Today was all about seeing the local wildlife — this morning saw me taking a trip out into the harbour to swim with dolphins, and this afternoon saw me heading to Pohatu Marine Reserve in Flea Bay to see white-flippered little penguins. I was pretty excited about this, having only seen a few penguins in their natural habitat before.
The trip across to Flea Bay involved navigating a high pass on a gravel road. The views from the top across to both Flea Bay and Akaroa were stunning, as seems to be the norm for NZ! We didn’t have time on the way over to take photos, but on the way back I got to snap some beautiful shots looking down on Akaroa Harbour from above.

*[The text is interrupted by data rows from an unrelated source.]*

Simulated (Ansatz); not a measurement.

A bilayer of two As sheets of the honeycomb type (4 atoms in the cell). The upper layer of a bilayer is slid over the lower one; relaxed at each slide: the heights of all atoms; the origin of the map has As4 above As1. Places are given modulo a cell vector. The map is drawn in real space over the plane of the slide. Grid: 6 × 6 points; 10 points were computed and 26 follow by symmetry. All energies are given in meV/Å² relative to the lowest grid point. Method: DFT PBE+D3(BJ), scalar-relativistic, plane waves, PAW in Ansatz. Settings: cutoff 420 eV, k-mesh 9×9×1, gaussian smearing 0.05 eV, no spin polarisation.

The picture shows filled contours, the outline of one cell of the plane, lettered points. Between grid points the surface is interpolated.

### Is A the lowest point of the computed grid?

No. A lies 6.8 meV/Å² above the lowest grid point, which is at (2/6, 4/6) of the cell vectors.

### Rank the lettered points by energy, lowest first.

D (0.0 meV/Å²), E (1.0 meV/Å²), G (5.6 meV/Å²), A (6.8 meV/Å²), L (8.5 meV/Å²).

Once we arrived, I met the couple I would be kayaking with and my guide, Kevin. Because I was on my own, I would be in Kevin’s boat, which worked out well because I couldn’t use the left pedal in the kayak due to the position it put my knee in. Plus, he didn’t mind occasionally padding while I tried to snap a few photos!
Our trip started with paddling up the northern side of the bay, where the penguins make their home. The owners of the land here have put out plenty of artificial nests as part of a program to get the penguins breeding; apparently when they first put them out, they didn’t put enough and all the penguins started fighting over them! A very interesting thing about these nests is that they aren’t along the shoreline as you might expect; the penguins travel as far up as a copse of trees on top of a hill over 200m high, and they can travel as far as 700m inland as well.
Soon we were spotting more penguins than I ever thought I’d see. Hidden in amongst the rocks were quite a few groups of 2-4 penguins, peering out at us and wondering what to make of the giant yellow things outside their lairs. Occasionally one of the pied shags preening themselves on the rocks would stop, disdainfully look down at us, have a poo, and continue grooming.
Before we reached the end of the bay, we got to paddle a little way into a cave dug out of the soft volcanic rock by the relentless battering from the sea. I felt so small in comparison to what seemed like a giant cave. I couldn’t marvel for too long though because soon we were having to back out to make sure the swell didn’t push us too far into the cave.
Kevin thought it would be a good idea to say hi to the Pacific and I agreed, so we continued padding until we were well and truly in the waves of the ocean. For the second time today, I was treated to the view of the Banks Peninsula looking in. There were islands that had broken off the mainland and many larger caves than the one we had just been in.
The hardest work of the tour definitely came when we were paddling across the bay. Because Kevin wanted to make sure the other kayak didn’t get too far behind, he had tied a tow rope to it. I really noticed the weight when my out-of-shape arms were burning from pushing the paddle through the water! The crossing didn’t take all that long though and soon we were facing back into the bay and letting the waves carry us in.
There is a great divide between the animals in Flea Bay. As I said, the penguins live on the northern side — all but 70 of the 1063 mating pairs that lived there during the last census (as a side note, the census takes place every 4 years; the next one will be at the end of the year and they are looking for people to help count). The southern side is mostly inhabited by New Zealand fur seals. As we reached the area that Kevin said was the colony, we could only see one or two seals. I was thinking that it was a pretty small colony until we got around a rocky outcrop and could see them everywhere! Pups were splashing around in rock pools and adorably trying to scramble up rocks towards their mothers, while the adults lounged on the rocks looking as bored as possible.
Eventually Kevin pried us away from the seals by pointing out a line of white in the water. That line of white was not sea foam…it was a line of around 80 white flippered penguins, having what he described as their “happy hour.” In the late afternoon, they often gather on the water to socialise before night falls. I was amazed. I knew that they had said there were over 1000 mating pairs, but to see even 80 at one time was so cool. We made our way over to them, careful not to get too close or to make too much noise, and just watched as they floated this way and that, eventually dividing up into three distinct groups that floated off in different directions. What a way to end our trip!
Pohatu Adventures operates many tours around Flea Bay, including 1- and 2-day trips. Their kayaking tours run in the afternoon when weather permits and evening penguin tours are also available.